MocTriPsy
MocTriPsy

Reputation: 61

Number of Ways To arrange Sequence

I am having a M character, from these character i need to make a sequence of length N such that no two consecutive character are same and also first and last character of the sequence is fix. So i need to find the total number of ways.

My Approach:

Dynamic programming. If first and last character are '0' and '1'

dp[1][0]=1 , dp[1][1]=1

for(int i=2;i<N;i++)
    for(int j=0;j<M;j++)
         for(int k=0;k<M;k++)
                  if(j!=k) dp[i][j]+=dp[i-1][k]
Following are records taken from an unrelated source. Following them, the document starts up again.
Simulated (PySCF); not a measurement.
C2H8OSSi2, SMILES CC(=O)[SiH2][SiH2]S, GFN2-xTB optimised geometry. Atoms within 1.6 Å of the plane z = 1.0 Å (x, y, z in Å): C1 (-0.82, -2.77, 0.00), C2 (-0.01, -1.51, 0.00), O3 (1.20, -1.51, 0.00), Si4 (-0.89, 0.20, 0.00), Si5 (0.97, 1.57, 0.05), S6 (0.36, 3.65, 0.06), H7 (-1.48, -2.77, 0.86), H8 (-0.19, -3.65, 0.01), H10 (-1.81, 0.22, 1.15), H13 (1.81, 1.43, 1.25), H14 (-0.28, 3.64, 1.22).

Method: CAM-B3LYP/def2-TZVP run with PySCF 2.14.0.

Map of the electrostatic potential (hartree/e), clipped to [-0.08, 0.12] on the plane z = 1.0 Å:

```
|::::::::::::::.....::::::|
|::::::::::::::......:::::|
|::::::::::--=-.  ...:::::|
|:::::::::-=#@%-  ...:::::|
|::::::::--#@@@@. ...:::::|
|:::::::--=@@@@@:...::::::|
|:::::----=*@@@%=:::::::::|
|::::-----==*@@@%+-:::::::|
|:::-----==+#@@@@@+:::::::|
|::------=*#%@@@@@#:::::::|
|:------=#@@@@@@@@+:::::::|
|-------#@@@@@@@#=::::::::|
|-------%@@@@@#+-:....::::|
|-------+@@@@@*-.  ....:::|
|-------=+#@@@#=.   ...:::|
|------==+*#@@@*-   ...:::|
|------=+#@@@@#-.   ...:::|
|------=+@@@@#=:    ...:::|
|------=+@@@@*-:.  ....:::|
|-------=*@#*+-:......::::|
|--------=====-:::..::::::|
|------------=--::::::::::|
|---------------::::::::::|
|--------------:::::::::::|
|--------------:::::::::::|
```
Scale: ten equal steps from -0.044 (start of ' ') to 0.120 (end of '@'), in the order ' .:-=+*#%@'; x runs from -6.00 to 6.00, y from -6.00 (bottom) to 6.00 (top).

So final answer would summation dp[n-1][i] , i!=1

Problem:

Here length N is too large around 10^15 and M is around 128, how find the number of permutation without using arrays ?

Upvotes: 2

Views: 129

Answers (2)

Paul Hankin
Paul Hankin

Reputation: 58271

Assume M is fixed. Let D(n) be the number of sequences of length n with no repeated characters where the first and last character differ (but are fixed). Let S(n) be the number of sequences of length n where the first and last characters are the same (but are fixed).

For example, D(6) is the number of strings of the form a????b (for some a and b -- noting that for counting it doesn't matter which two characters we chose, and where the ? represent other characters). Similarly, S(6) is the number of strings of the form a????a.

Consider a sequence of length n>3 of the form a....?b. The ? can be any of m-1 characters (anything except b). One of these is a. So D(n) = S(n-1) + (m-2)D(n-1). Using a similar argument, one can figure out that S(n) = (M-1)D(n-1).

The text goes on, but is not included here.